Megan McArdle has done consistently excellent reported pieces on the GM bailout, and her recent evaluation of its net effect on the U.S. Treasury is no exception. Her bottom line is that the deal caused U.S. taxpayers to:
burn $10-20 billion in order to give the company another shot at life. To put that in perspective, GM had about 75,000 hourly workers before the bankruptcy. We could have given each of them a cool $250,000 and still come out well ahead compared to the ultimate cost of the bailout including the tax breaks
This is in line with the Obama administration’s $14 billion estimate of the net cost to the Treasury, as reported in the Wall Street Journal. If anything, I think this understates the case on the direct costs, because it does not consider other direct transfers of economic value like the government support for Delphi that inflated the value of the asset that GM sold to create a big chunk of their headline profits this past quarter, green-car development subsidies, and uncompensated interest costs on the government investment.
But no matter what realistic direct bailout costs you estimate, the objection of bailout defenders is that it is dwarfed by the other receipts or avoided expenditures created by the bailout. According to the Wall Street Journal, this is exactly the defense offered by the Obama administration:
The White House report said the money invested in GM and Chrysler ultimately saved the government tens of billions of dollars in direct and indirect costs, including the cost of unemployment insurance and lost tax receipts that the government would have incurred had the big Detroit auto makers collapsed.
There is a lot to this point, but it’s not really so simple. You can’t compare all of these net tax receipts (or more broadly, economic activity) to what would happen in “the world as it is today, minus GM.”
First, in the event of a bankruptcy, you don’t burn down the factories, erase all the source code on all the hard disks, make it illegal to use the brand name Chevrolet, and execute all of the employees. Others take ownership of the assets, and the employees go on with their lives. Some of these assets will be put to use generating revenues, profits, and taxes, and some of these former employees will get jobs or start businesses, and generate revenues, profits, and taxes. In order to measure the effect of the bailout over, say, five or ten years, you have to compare the actual taxes collected to what would happened over this same period in the counterfactual case where the bankruptcy was allowed to proceed. What owners would have bought the factories and IP assets, and what would they have done with them? What businesses would the former employees have started? Who would have moved to Arizona and retired? What new industry clusters will evolve in Arizona because of this transfer of people?
Second, some of the profit GM makes today would have been made by other companies that picked up some of the slack if the company lost market share after a bankruptcy. They would pay taxes on these profits, and as far as government receipts are concerned, money is money. How would auto industry structure evolve over time given whatever changes happened to the assets currently owned by the legal entity GM, or the employees currently paid by it?
Anybody who tells you they can answer all of these questions reliably is full of it.
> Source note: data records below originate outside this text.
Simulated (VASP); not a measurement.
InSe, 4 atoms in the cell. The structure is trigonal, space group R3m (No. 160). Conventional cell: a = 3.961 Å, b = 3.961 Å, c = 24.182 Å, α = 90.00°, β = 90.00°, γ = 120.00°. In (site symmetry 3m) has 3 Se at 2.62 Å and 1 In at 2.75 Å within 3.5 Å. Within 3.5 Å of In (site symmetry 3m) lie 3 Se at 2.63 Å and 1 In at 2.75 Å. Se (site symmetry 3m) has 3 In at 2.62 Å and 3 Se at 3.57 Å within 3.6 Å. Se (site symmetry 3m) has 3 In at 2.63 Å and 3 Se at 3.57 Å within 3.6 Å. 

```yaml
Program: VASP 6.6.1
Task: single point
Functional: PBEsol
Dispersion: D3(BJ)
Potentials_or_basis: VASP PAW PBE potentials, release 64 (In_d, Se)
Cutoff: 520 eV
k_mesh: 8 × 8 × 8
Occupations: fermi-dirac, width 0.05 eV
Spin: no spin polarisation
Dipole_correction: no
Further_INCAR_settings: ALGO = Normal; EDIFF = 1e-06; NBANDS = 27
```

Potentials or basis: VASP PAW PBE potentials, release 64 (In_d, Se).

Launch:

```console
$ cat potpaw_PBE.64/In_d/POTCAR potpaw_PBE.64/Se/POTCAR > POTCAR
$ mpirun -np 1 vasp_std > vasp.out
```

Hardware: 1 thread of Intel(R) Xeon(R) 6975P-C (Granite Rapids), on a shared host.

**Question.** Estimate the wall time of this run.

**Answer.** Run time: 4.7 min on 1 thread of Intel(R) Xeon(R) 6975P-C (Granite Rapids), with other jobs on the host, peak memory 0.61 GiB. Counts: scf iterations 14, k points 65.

And that doesn’t even start to get to the really long-run considerations of what effects this has on rule of law and moral hazard (or if you want to make the case for the bailout, social solidarity and degradation of the working class).
I hold the belief, quite strongly, that the net effect of the GM bailout will be negative. More precisely, I hold the belief that over a series of many such decisions, a mindset that would have been stringent enough not to have sanctioned the GM bailout is likely to lead to better overall economic outcomes for America. This belief is ideological — not in the sense that I just hold it for inexplicable reasons that cannot ever be changed by empirical analysis, but in the sense that I don’t believe that human beings currently have the capability to conduct the kind of analysis that should convince a rational observer to change his mind about the GM bailout in isolation from a more profound paradigm-shift-like change in his beliefs about the world.
The GM bailout is not an isolated case of this problem. And as I’ve argued many times, impressive-sounding empirical analysis is typically insufficient to measure the effect of important economic interventions like the stimulus program. If you can’t even measure what effect already-executed programs have had, how likely is it that you can predict the effects of future programs?
Acceptance of this degree of ignorance doesn’t cut equally against all ideological positions. It leads naturally to a call for decentralized decision-making, experiments, and entrepreneurial groping toward knowledge.